The letter to the state offers many stinging indictments of the status of the EMS system in the county.

“The sad and dangerous irony of this situation is that with the WFD’s compliance with the regulatory requirement that it respond to all 911 dispatches to locations outside the City, there is absolutely no incentive for the surrounding municipalities to make the necessary provisions and incur the appropriate costs to provide their own citizens with adequate emergency BLS ambulance service,” the city asserts.

It asked the state to permit it to not respond outside the city but, if that request is denied, also asks that the Department of Health let the city not respond when only one of the city’s two ambulances is in the city.

“Most importantly, the City simply cannot continue to provide 911 ambulance services outside the City without jeopardizing the health, safety and welfare of its own taxpayers under circumstances that have been getting worse for quite some time now,” the letter asserts. “If DOH does not grant any of the relief requested, WFD will need to consider other remedies available to it, including withdrawing from the Response Plan.”
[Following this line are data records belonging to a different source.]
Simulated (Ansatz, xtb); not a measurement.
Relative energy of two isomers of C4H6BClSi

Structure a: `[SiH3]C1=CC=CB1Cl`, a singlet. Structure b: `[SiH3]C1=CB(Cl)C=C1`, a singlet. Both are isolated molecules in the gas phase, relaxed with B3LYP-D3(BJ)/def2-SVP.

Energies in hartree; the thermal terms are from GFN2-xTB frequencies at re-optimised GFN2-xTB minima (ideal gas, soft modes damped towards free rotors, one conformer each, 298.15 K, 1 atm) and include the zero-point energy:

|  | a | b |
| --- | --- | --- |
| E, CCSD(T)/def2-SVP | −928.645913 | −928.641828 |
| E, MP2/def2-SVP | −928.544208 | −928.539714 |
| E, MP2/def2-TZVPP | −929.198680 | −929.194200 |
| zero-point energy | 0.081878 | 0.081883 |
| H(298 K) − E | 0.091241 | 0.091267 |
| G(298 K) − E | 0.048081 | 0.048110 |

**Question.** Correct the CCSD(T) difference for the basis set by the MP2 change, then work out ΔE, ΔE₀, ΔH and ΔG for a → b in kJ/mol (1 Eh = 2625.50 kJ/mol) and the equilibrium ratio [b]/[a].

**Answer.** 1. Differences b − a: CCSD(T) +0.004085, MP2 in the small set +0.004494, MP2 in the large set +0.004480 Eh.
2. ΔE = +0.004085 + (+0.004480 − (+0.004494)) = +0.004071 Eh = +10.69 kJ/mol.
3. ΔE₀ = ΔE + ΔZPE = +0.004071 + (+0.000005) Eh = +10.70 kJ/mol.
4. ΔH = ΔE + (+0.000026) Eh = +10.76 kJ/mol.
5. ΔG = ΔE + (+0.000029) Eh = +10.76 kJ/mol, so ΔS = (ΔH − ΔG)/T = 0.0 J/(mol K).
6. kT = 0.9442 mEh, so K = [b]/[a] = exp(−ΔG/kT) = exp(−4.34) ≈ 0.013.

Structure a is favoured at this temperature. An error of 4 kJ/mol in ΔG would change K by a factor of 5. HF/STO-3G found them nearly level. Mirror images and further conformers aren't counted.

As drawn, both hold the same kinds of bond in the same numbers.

The potential filing with the state indicates that without relief the city will ask the state “to take appropriate disciplinary action against other EMS agencies in the County that do not satisfy their statutory and regulatory obligations under the EMS System Act. This is an action that Warren City Council will take with much regret.”

“I believe you are aware that the City has consistently tried, albeit unsuccessfully, to work with neighboring municipalities to develop an equitable solution to the EMS crisis in Warren County,” Freenock added. “The City remains willing to engage in conversations that would result in sharing the burden of EMS response; we will not, however, do so at the expense of City taxpayers.”